President Bush Signs New Energy Bill

January 1, 2008

Stripped down considerably from earlier versions, a new energy bill passed both Houses of Congress and was signed into law by President Bush on December 18, 2007. The Energy Security and Independence Act of 2007 primarily focuses on automobile fuel economy, with additional provisions for more efficient appliances and lighting, as well as some steps designed to increase efficiency of government and commercial buildings.

A version of the bill passed by the House of Representatives earlier in December included an extension of tax credits for energy efficient improvements in homes established in the 2005 Energy Policy Act. That extension fell by the wayside, however, when the bill went to the Senate. As a result, the tax credits for more energy efficient windows and doors scheduled to expire as of December 31, 2007, have indeed expired.

The bill may have some impact on the window and door industry, as it includes requirements for significant upgrades in the energy efficiency of federal buildings. It also authorizes a Commercial Building Initiative, combining research, development and deployment of new commercial buildings that would use energy efficiency and clean energy sources to produce zero greenhouse gas emissions, according to the Alliance to Save Energy.
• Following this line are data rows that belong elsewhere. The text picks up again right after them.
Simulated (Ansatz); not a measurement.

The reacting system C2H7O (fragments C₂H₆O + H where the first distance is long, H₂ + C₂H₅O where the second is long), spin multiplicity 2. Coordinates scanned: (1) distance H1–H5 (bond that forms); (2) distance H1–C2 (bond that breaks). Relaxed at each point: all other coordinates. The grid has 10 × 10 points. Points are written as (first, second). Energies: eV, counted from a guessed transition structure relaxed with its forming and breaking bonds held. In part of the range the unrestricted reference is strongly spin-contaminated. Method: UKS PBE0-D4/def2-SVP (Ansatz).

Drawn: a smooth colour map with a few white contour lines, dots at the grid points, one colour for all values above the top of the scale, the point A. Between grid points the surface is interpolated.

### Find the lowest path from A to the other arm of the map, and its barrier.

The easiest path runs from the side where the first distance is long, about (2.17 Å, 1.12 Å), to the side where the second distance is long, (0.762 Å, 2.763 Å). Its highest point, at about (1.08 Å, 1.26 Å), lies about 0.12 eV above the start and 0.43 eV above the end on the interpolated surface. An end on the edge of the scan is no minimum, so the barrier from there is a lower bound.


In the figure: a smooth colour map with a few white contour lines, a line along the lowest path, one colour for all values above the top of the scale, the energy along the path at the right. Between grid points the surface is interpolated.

In signing the bill, President Bush described it as “a major step toward reducing our dependence on oil, confronting global climate change, expanding the production of renewable fuels and giving future generations of our country a nation that is stronger, cleaner and more secure.”

The legislation raises Corporate Average Fuel Economy, or CAFE, standards from the current average of about 25 miles per gallon for passenger cars, light trucks and SUVs to 35 mpg by 2020, saving consumers $22 billion in 2020 and reducing U.S. oil consumption by 1.1 million barrels per day in 2020—half of what the U.S. currently imports from the Persian Gulf, ASE points out. The new standards also will cut greenhouse gas emissions equivalent to taking 28 million of today’s cars off the road.

The new law could phase out the incandescent light bulb, as new lighting standards are likely to produce a shift toward compact fluorescents and LEDs.